The metal detectors, in their own right, are one small factor. But viewed more broadly, they become a tool for the gradual control of Palestinian territory in such a way that it does not jolt Arab and Muslim sensibilities.

Consequently, Jewish religious settlers have been fighting to seize those rights on religious grounds and government officials have encouraged them for political reasons. Only this week, al-Resalah newspaper reported Bezalel Smotrich from the Jewish Home party calling for the building of a synagogue inside the al-Aqsa Mosque courtyard.

It is a heady mix when religion and politics coalesce in such an inflammatory manner. And the outcome is that any opening is grabbed to introduce new realities on the ground. After all, has this not been the case all along with illegal settlements?

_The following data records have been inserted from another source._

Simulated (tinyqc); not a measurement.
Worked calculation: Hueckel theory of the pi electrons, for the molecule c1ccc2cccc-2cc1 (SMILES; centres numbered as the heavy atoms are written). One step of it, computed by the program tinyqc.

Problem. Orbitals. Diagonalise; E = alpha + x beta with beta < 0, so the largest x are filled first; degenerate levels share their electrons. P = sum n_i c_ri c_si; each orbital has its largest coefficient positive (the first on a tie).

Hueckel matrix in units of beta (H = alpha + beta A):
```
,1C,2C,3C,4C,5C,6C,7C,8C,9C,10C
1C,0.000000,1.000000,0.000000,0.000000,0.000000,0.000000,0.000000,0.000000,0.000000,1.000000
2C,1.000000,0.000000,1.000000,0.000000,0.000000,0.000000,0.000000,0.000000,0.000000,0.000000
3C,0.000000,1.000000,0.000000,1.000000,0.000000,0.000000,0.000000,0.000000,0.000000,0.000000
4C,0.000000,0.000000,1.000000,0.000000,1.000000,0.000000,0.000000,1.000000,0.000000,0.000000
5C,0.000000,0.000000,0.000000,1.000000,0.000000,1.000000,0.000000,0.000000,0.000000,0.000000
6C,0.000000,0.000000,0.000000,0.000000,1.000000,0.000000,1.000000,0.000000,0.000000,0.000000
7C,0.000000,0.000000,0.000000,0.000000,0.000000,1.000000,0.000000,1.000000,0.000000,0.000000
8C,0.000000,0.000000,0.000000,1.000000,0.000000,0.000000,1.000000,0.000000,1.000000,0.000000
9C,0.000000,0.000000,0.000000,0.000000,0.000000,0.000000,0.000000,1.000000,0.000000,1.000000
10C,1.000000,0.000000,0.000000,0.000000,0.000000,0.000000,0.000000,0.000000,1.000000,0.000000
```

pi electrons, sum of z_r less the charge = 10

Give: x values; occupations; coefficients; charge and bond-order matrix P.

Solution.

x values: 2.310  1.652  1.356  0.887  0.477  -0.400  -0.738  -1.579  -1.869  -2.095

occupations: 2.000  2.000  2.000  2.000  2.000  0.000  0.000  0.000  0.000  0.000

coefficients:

The metal detectors, in their own right, are one small factor. But viewed more broadly, they become a tool for the gradual control of Palestinian territory in such a way that it does not jolt Arab and Muslim sensibilities let alone ruffle the international community – including the EU. And any enhancement in the rights of Israeli Jews would ineluctably lead to a reduction in the rights of Palestinian Muslims – until such day as Muslims in Palestine and elsewhere wake up to the fact that the arrangements of Hebron had been cloned in Jerusalem too.

But there was a difference. In the past, the Arab and Muslim worlds have defended the rights of Palestinians to this third holiest site for Islam. From Saudi Arabia to Morocco, and from Egypt to Jordan, these countries had used their moral and political stature to impede the unfurling of such predatory designs.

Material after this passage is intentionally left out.